Bento Bako Lite: Harlequin Highlights 8

If you surf on over to Digital Manga Publishing’s eManga website, where you can read digital copies of manga titles (by buying points to spend on buying or renting them), you’ll find a section of the site under the name “Harlequin.”  What you’ll find there is a collection of short romance titles (most run about 126 pages).  They go for 400 points a piece (you can buy 500 points for $5.50; and I think that’s the “to keep” price; they’re cheaper to just rent).  They are essentially comic adaptations of romance novels.  Since these are short, low budget titles, I feel that it would be best to group them together and review several at once.  This week we’ll look at A Royal Proposition, The Sheikh’s Contract Bride, and To Marry McAllister.
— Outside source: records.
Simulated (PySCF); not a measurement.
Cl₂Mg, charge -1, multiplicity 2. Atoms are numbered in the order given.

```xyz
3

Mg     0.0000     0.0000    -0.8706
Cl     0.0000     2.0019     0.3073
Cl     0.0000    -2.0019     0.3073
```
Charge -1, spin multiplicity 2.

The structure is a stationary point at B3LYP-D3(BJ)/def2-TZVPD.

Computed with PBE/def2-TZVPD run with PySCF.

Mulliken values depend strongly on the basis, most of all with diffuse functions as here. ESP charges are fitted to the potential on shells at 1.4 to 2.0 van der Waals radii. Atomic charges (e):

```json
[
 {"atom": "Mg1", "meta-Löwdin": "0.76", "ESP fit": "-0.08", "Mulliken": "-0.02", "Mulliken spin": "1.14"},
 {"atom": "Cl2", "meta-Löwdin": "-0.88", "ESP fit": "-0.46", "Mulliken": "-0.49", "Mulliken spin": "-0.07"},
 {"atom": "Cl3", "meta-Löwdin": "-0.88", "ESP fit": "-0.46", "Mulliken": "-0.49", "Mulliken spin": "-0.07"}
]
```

First up is A Royal Proposition, art by Harumo Sanazaki, original text by Marion Lennox.  Penny-Rose O’Shea is a wholesome, simple girl, who is working hard to become a master stonemason.  One day, while working on the palace grounds, she is mysteriously summoned by Queen Marguerite.  Prince Alastair must marry a woman of unimpeachable virtue quickly, for at least a year, to preserve his reign and keep the country intact, in accordance with the will of the previous king.  They have chosen Penny-Rose for this role, forgoing Alastair’s current fiancee, who doesn’t exactly meet the qualifications.  To keep the country from falling apart, Penny-Rose agrees.  Breaking the news to his fiancee Bell goes smoother that he would have thought.  She brushes it off completely, showing total emotional detachment, and not a hint of jealousy.  Though Alastair desires a woman who is more business partner than romantic partner, he finds himself a tad disappointed by her reaction.  The passionate and simple Penny-Rose is Bell’s complete opposite, but can Alastair keep his distance when confronted with her cheerfulness and honest emotions?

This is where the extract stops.